Tuesday 20 June 2017

Beach or book? Both

It was an easy choice to make on a sunny Saturday afternoon on the Cote d'Azur. I could have gone to the beach, stretched out in the sun and read the next story in Wayward Girls and Wicked Women. Instead I sat in a cool back room at the Scotch Tea House to listen to a bunch of authors talk about their books. Bliss!

Meet The Authors (3 June 2017) was organized by Margo Lestz as a fringe event during Nice's Festival du Livre. Adrian Leeds directed the afternoon and ensured the seven writers passed the baton smoothly from one to the next. Most of the speakers used their knowledge of the South of France to write a variety of fiction, fact, and memoir.

We discovered Patrick Murphy's Art Lover's Guide to the French Riviera an illustrated book that covers museums and galleries from Draguigan to Menton. He warned aspiring guidebook writers to beware the French copyright laws which make using your own photographs subject to licence fees.

Alice Alech talked about her co-authored The 7 Wonders of Olive Oil, warned us not to become 'potato-couches' [sic] and hinted at the influence of gangsters and racketeers over the olive oil industry.

Curiosity prompted Margo Lestz to take up writing. Why do people exchange Lily of the Valley on 1st May? Why is the cicada the symbol of Provence? Lestz did the research and used it to publish her Curious Histories books and blog, curiousrambler.com.

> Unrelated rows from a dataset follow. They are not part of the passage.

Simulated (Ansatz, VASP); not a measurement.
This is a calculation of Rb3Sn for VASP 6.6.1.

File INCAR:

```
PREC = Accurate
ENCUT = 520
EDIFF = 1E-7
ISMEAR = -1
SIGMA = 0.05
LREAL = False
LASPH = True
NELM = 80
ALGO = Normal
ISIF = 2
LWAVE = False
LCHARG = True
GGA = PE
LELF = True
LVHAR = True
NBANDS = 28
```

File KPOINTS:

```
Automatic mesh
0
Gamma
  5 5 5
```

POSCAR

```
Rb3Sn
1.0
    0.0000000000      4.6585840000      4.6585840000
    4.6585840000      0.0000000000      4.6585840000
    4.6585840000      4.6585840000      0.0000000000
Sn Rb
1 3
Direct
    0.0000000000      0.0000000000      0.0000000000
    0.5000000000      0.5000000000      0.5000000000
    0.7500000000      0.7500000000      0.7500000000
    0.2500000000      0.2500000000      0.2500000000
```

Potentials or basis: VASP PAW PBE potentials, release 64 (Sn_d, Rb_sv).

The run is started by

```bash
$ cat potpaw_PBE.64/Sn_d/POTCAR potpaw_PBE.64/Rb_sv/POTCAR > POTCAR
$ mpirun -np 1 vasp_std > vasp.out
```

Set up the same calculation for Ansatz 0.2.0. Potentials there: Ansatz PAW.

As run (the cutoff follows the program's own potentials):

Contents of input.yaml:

Attorneys are writers who want to make money according to attorney-turned-author Julia Allen. Her short stories began life as diversions to help overcome writer's block. Nine of them form a self-published book called Facets, some of them macabre, others romantic.

For a longer read Patricia Sands introduced us to her middle-aged coming-of-age stories set in Toronto and the South of France. The self-published Bridge Club was so popular that fans pushed her to write Promise of Provence. A contract with Amazon Publishing followed, and the rest, as they say, turned into a trilogy. Retirement is not an option for Sands. She prefers to think of it as rewirement.

Two writers provided entertainment from their own life experiences. Kristin Espinasse's blog reflects on being the American wife of an itinerant French man, and raising a family. French words provide a daily theme for her writing, a strategy which has attracted not only regular readers to her site, but also the publisher Simon and Schuster.

Our final speaker, Lisa Anselmo, was faced with regenerating her life following her mother's death. She made us laugh with an extract from her memoir My (Part-Time) Paris Life, relating the experience of buying a flat in a foreign country. It struck a chord with more than a few of the expat audience members.